The funding of the GRAT in exchange for the right to receive annuity payments from the GRAT has no income tax consequences. Similarly, the transfer of the annuity payments to you from the GRAT, whether in cash or in-kind with non-cash assets, has no income tax consequences. This is because the GRAT is a grantor trust for income tax purposes. The IRS effectively views you and the GRAT as the same taxpayer, and a taxpayer cannot engage in taxable transactions between himself or herself.
Since the GRAT is a grantor trust for income tax purposes, you are responsible for any income tax attributable to income generated by the GRAT assets. As the annuity payments are made over time, the GRAT assets will be invested and generate interest, dividends, and capital gains. This income will be reported on your personal return and you will be responsible for the associated income tax. This has a significant estate and gift tax benefit. Since the GRAT is not bearing the burden of income taxes, the GRAT is effectively growing income tax free. This will maximize the remainder passing free of gift and estate taxes to your beneficiaries after the annuity payments have been made.
Why is now potentially a good time for a GRAT?
Now is a good time to consider a GRAT due to low interest rates and a possible administration change.
GRATs have been available for a long time, but high IRC 7520 rates in the past limited their use and effectiveness. A GRAT is most effective at minimizing estate and gift taxes when created in a low IRC 7520 rate environment. It is less effective in a high IRC 7520 rate environment. The actual growth rate of the assets within a GRAT must exceed the applicable IRC 7520 rate to provide estate and gift tax savings. If the actual growth rate of the GRAT assets does not exceed the applicable IRC 7520 rate, the annuity payments will ultimately exhaust the GRAT and there will be no remainder to distribute to your beneficiaries free of estate and gift tax. There are no negative consequence other than that the GRAT failed to provide any estate and gift tax savings.
The IRC 7520 rate bottomed out at 1% several times in 2012 and 2013. Since then, rates have fluctuated and have been as high as 3.6% in November and December of 2018. Rates have started to fall during 2019 and hit 1.8% this October, the lowest rate since December of 2016.

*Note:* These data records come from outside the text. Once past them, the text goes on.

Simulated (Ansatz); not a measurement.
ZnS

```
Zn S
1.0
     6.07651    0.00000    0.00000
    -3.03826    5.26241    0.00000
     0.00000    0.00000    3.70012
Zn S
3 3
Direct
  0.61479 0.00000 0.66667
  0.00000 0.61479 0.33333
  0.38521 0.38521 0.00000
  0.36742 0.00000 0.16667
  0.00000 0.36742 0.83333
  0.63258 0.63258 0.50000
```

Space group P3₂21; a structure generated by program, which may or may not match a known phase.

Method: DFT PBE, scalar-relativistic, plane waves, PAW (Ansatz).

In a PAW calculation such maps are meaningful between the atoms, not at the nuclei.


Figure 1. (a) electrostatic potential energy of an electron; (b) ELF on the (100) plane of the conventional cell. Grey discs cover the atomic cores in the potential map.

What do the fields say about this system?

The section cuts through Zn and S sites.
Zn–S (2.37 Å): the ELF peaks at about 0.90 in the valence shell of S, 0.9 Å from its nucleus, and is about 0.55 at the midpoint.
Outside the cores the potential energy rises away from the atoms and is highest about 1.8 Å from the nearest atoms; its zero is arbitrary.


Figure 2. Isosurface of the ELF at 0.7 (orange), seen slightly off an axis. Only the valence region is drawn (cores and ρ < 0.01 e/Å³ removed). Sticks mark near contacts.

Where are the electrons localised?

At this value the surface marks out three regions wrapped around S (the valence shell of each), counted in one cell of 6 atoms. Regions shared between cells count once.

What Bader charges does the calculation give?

The current low-rate environment is an ideal time for a GRAT because the applicable IRC 7520 rate is the one in effect when the GRAT is created and funded. Subsequent changes in the IRC 7520 rate will not negatively affect a GRAT and will not require any recalculation of the annuity payments.
GRATs were used quietly for many years by high net worth taxpayers to transfer large sums outside the estate and gift tax system. Over time, GRATs began to attract public attention. A 2013 Washington Post article stated that Sheldon Adelson, the CEO of a major casino and resort company, transferred his heirs at least $7.9 billion from 2010 through 2013 while avoiding $2.8 billion in gift taxes. The same article notes that use of GRATs “may have cost the federal government more than $100 billion since 2000.”
During the Obama administration, several legislative proposals were made to restrict the use of GRATs, but none of the proposals were adopted into law. It seems unlikely that any similar proposals would gain much traction under the current administration, but another administration change might reignite a legislative spotlight on GRATs and other estate and gift tax planning techniques.
Is a GRAT an overly-aggressive technique?
Even though the estate and gift tax savings provided by a GRAT can be significant, it is not an overly-aggressive technique. GRATs are provided for in the Internal Revenue Code. Assuming the structure mapped out in the code is used, a GRAT funded with cash or publicly-traded securities carries little risk of challenge. Funding a GRAT with non-marketable assets, such as real estate and closely-held businesses, can create some risk. The contribution of non-marketable assets to a GRAT will require an appraisal to establish a value for the assets. Since the value of non-marketable assets is often subject to debate, the IRS could challenge the appraisal. A successful challenge might limit the effectiveness of the GRAT, but will generally not create negative tax consequences if the GRAT is properly drafted.
What are the best assets to contribute to a GRAT?
Generally, rapidly-appreciating assets are the best assets to contribute to a GRAT. Rapidly appreciating assets are most likely to grow in excess of the applicable IRC 7520 rate and result in a larger remainder that passes to beneficiaries free of estate and gift tax.
Also, high-basis assets can be better than low-basis assets to contribute to GRATS. An asset included in a decedent’s gross estate for federal estate tax purposes generally receives a stepped-up tax basis2. The stepped-up tax basis of an asset is equal to the value of the asset on the owner’s date of death. The stepped-up tax basis eliminates any built-in gain that existed at the time of death. As an example, if you buy a share of stock for $1, your tax basis for the share is $1. If that share of stock is now worth $10, you will recognize $9 of income if you sell the share. If you die holding that share of stock and it is worth $10 at your death, your beneficiaries will receive a stepped-up tax basis of $10 for the share. If your beneficiaries immediately sell that share of stock for $10, no gain is recognized because the sales proceeds did not exceed the tax basis.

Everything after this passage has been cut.